The flagship report provides an in depth analysis of the environment and climate situation in Europe, as well as some pathways for improvement. The report hits us at first with a bleak warning:

“…the current rate of progress will not be sufficient to meet 2030 and 2050 climate and energy targets.”

But not to worry! Decision makers are then provided with a set of realistic and concrete recommendations to ensure timely and effective change.

No time to read the report? We summarise below its key messages.

What is the situation?

The 7th Environment Action Programme of the EU, which has been guiding Environmental policies from 2013, is based on the ambition that by 2050 we would be ‘living well, within the limits of our planet’.

While there has been good advances in reducing environmental pressures (e.g. reducing emissions of air pollutants), the EEA publication reports that progress has been slower in protecting biodiversity, ecosystems, and by extension human health and well-being.

What can policymakers do?

To rectify this trend, The European Environment – state and outlook 2020 provides decision makers with the following set of recommendations:

  1. Strengthening policy implementation, integration and coherence.
  2. Developing more systemic, long-term policy frameworks and binding targets.
  3. Leading international action towards Sustainability.
  4. Fostering innovation throughout society.
  5. Scaling up investments and reorienting finance.
  6. Managing risks and ensuring a socially fair Transition.
  7. Linking knowledge with action.

What does this mean?

This means that to be successful, environmental goals will need to be better integrated into all sectors. This alignment of policy objectives could be achieved for example by using the Sustainable Development Goals as an overarching framework for developing policy strategies.

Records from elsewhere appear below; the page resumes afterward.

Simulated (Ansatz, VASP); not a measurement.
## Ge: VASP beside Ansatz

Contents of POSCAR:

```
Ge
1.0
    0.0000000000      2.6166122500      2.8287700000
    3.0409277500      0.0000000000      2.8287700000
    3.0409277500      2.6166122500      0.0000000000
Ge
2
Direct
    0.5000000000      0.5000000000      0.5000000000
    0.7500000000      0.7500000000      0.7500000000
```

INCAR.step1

Successful implementation will require mobilising and coordinating major investment flows from both private and public sector. This will involve incentivising and promoting green activities to raise engagement of all stakeholders. The report also suggests to make sure to engage “the financial sector in sustainable investment by implementing and building on the EU’s Sustainable Finance Action Plan”.

There is no doubt that the transition from our current situation to the one of ‘living well, within the limits of our planet’ will lead to new challenges, but also new opportunities. Major effort should be put not only into identifying those early one, but as well in approaching those using methods which are fit for a changing and uncertain future (e.g. adaptive techniques).

What’s next?

As a global leader, the EU has not only the opportunity to implement real change, but also the duty to do so. Indeed, the high standards and great ambitions that EU policies demonstrate means that these are often taken as blue prints for policies around the world.

The recent unveiling of the European Green Deal (which takes into account many of the recommendations from the report) demonstrates that the new commission is aware of this responsibility and ready to honour it.

Good communications will play a key role in supporting public policy in this transition toward a greener Europe. Indeed, communicators not only have a big part in bridging the gap between science and policy, but will also be crucial in inspiring governments around the world by showcasing the achievements of the EU.